Brussels, 25 July 2007
"Radio spectrum is a crucial economic resource which must be properly managed across Europe to unlock the potential of our telecoms sector," said Viviane Reding, the EU's Telecoms Commissioner. "In the EU, we must therefore remove regulatory barriers and facilitate the deployment of mobile communications by allowing new technologies to share spectrum with existing ones. This proposal is a concrete step towards a more flexible market driven approach to spectrum management in Europe. It will increase competition in the use of spectrum bands and enhance accessibility of European citizens to multimedia services."
Mobile networks can best operate using low frequency bands, such as the frequency bands used today by GSM mobile phones. In line with the Barroso's Commission drive for better regulation (see IP/05/96), the Commission proposes to repeal the GSM Directive of 1987. This Directive at the time helped make GSM a success in Europe by allocating certain radio frequencies (900 MHz and 1800 MHz) to GSM services. Today, it is out of date as it prevents more advanced, next generation wireless technologies from using the spectrum currently reserved to GSM services.
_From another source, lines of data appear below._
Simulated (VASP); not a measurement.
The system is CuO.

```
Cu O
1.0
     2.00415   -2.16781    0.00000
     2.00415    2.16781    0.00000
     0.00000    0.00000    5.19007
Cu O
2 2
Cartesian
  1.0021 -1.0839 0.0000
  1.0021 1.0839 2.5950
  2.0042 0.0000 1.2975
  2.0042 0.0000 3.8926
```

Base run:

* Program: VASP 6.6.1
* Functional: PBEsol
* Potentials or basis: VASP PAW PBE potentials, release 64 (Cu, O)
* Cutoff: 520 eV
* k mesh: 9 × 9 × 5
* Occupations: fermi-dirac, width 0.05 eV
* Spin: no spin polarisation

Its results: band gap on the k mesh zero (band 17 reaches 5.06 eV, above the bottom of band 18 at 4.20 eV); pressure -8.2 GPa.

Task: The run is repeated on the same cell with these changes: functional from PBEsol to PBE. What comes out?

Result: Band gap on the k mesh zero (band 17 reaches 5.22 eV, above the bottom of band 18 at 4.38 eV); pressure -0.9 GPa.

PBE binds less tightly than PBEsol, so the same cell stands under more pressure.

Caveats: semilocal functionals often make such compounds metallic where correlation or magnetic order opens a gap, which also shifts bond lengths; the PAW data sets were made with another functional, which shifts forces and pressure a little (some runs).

To respond to technological changes and to the emergence of new pan-European communications services, the Commission proposes, together with the repeal of the GSM Directive, a new Decision that will allow new technologies to coexist with GSM in the frequencies of 900 MHz and 1800 MHz, while preserving the continued operation of GSM in the EU.
This new Decision has been prepared by the Commission alongside national radio spectrum experts. Based on technical studies by Europe's association of spectrum and telecom authorities, CEPT, it aims to ensure harmonious coexistence of the various systems in and around this spectrum band within the European Union and its neighbouring countries.
In the Commission's assessment, the proposed measures will have a positive economic effect on the sector and promote the take-up of new wireless services. Estimates given by the sector itself suggest that in Europe the wireless communications industry may achieve cumulative capital expenditures reductions of up to 40% in network costs over five years.
The proposed repeal of the GSM Directive requires the formal approval of the European Parliament and EU Council of Ministers. The Decision simply awaits formal adoption of the Commission. All measures proposed are expected to be in place by the end of this year.
Today's Commission proposals are part of a whole package of measures to implement the Commission's strategic approach to promote a more flexible use of spectrum, an important element of the reform of the EU Telecom Rules (see IP/06/874), as stated in the Commission's Communication on "Rapid access to spectrum for wireless electronic communications services through more flexibility" (see IP/07/205). By adapting the regulatory environment to facilitate the deployment of advanced mobile communications, today's proposals contributes to the objectives of the i2010 initiative which promotes an open and competitive internal market for information society and media services for the benefit of European citizens (see IP/05/643).